Management

Survival Kit for CAD Machines

9 Dec, 2009 By: Robert Green

CAD Manager's Toolbox: To recover from a computer disaster, follow a few simple steps before anything goes wrong.


I had an interesting experience with Microsoft's XP Service Pack 3 on an old machine this week that made me think really hard about backup strategies. My venerable Dell 8200 machine, which I keep for compiling legacy code as far back as 2002, became unbootable after a service pack was applied. "No problem," said Microsoft; "simply boot in safe mode and perform the following fixes" — all of which makes no sense if the core problem is that the machine is unbootable! I've since recovered by performing a repair installation on the machine, but if I hadn't had the right information backed up, the whole experience would have been a disaster.

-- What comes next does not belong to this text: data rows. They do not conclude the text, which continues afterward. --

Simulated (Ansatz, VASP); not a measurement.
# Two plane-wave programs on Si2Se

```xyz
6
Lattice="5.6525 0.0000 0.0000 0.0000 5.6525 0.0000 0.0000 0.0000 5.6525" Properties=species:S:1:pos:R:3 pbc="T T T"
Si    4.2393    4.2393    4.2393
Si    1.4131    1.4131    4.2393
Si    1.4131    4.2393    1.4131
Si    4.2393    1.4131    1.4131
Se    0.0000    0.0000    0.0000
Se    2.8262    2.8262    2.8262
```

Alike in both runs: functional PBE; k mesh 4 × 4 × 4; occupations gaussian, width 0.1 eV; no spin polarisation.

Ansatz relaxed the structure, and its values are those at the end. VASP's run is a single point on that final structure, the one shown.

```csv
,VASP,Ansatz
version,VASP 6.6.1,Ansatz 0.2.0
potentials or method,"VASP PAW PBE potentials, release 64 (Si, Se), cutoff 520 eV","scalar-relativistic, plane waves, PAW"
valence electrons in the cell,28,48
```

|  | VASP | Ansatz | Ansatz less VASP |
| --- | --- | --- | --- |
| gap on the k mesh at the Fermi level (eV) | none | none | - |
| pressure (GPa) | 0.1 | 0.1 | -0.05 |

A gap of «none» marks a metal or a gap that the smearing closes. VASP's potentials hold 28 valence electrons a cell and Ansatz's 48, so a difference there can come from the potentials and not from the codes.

So what should you do to make sure your machines are prepared for such a disaster? I offer the following checklist:

  1. Save an installation disk for your operating system with the correct service pack.
  2. If your original disk doesn't have the correct service pack, consider making a "Slipstream" installation disk using the nLite (for XP) or vLite (for Vista) utilities available from nLiteOS. You can read about and download these free tools at www.nliteos.com.
  3. Back up your users' data on a consistent basis (this goes without saying).
  4. Keep the original driver disks obtained with the machine, as well as those that come with any new hardware devices you install. Store these disks, along with your original OS disks and/or Slipstream disks, in a secure location.
  5. Be sure to note your machine serial number, work ticket number, order number, or other identifier the manufacturer issued with the machine. Sometimes this number is the only way to find out which types of peripherals were shipped with the machine, which can be an invaluable aid in recovering.
  6. Keep a note sheet with your emergency kit that details any weird issues you've ever experienced when working on the machine as that, too, may be valuable information during disaster recovery.
  7. Every time a new service pack is applied to your machine, be sure to repeat steps 1 and 2.
Last, but not least, watch out for the following:
  • Do not assume your IT department has taken all these steps.
  • Do not assume that other CAD users have taken all these steps.
  • Do not assume that general server-level backups done by IT will save all data on your users' machines.
  • Do make sure you take care to protect your machine and data.
I recovered from my system problems — will you? If you take the steps outlined above, you'll be fine.